Building Scalable Data Pipelines with Kafka, Structured Streaming and Spark

MalBot · September 10, 2023, 5:25pm

Image Source: https://www.databricks.com/blog/2017/04/04/real-time-end-to-end-integration-with-apache-kafka-in-apache-sparks-structured-streaming.html

In today’s fast-paced and data-driven world, businesses need to process and analyze vast amounts of data in real-time to gain insights and make informed decisions. This is where Kafka and streaming technologies come in. Apache Kafka is an open-source distributed event streaming platform that can handle high volumes of data from various sources in real-time. Kafka allows users to publish, subscribe, and process data streams in a fault-tolerant, scalable, and distributed manner.

Streaming technology, on the other hand, is the processing of continuous and unbounded data streams in real-time. This technology enables organizations to analyze and gain insights from data as it is generated, rather than processing data in batches after the fact.

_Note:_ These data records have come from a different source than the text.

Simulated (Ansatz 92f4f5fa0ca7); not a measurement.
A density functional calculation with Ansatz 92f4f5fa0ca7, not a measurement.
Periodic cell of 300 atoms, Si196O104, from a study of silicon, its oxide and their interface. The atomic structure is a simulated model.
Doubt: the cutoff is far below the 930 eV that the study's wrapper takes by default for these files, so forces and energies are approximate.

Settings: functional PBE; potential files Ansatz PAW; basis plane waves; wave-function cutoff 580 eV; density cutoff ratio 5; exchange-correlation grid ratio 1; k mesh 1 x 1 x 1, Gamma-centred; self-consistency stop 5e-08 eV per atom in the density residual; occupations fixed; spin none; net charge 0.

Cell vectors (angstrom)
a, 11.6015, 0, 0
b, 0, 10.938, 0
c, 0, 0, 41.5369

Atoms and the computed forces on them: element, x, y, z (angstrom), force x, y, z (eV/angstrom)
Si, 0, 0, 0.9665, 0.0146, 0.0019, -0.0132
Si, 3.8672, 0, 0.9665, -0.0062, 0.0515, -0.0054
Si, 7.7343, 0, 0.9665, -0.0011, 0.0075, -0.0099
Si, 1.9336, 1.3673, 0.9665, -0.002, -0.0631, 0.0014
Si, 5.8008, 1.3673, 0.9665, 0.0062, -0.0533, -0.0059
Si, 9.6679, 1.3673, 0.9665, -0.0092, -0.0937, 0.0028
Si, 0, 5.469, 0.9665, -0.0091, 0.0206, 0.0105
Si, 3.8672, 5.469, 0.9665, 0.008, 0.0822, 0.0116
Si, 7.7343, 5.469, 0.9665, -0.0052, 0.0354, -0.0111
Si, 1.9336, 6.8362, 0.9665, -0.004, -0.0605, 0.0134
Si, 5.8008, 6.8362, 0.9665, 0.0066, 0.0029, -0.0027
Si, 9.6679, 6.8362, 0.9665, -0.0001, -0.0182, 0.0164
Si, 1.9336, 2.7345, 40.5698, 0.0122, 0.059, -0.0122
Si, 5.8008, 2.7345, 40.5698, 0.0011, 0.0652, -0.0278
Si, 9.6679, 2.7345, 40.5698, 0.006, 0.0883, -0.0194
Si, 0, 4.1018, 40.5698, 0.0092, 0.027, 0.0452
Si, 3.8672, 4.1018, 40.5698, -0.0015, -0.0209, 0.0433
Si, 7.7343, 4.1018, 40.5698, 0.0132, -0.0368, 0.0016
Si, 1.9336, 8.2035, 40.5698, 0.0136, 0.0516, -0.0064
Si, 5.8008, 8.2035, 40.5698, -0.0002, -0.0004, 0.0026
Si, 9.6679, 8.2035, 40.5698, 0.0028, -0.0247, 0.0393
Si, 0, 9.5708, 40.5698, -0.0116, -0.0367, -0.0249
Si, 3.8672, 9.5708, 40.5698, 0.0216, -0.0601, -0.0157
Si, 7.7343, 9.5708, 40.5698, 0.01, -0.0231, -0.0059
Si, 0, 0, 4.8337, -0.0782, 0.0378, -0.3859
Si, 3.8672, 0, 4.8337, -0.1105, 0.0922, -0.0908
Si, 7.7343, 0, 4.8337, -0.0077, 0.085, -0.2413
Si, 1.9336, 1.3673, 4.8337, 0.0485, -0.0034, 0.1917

Kafka and streaming technologies, such as Spark Streaming and Structured Streaming, can be combined to provide a powerful solution for processing and analyzing streaming data.

There can be confusion between Spark Streaming and Spark Structured Streaming when choosing which one to use with Kafka because both can be used to process data from Kafka. Spark Streaming is a mature and well-established framework that has been used with Kafka for many years. However, Spark Structured Streaming provides a more modern and declarative API that allows developers to express their processing logic in SQL-like queries. In this Blog, we will cover the below topics in Detail.

Spark vs Structured Streaming
Advantages of Structured Streaming
Structured Streaming with Kafka

Spark Streaming vs Structured Streaming

Spark Streaming and Structured Streaming are both components of Apache Spark, but they differ in their approach to processing streaming data.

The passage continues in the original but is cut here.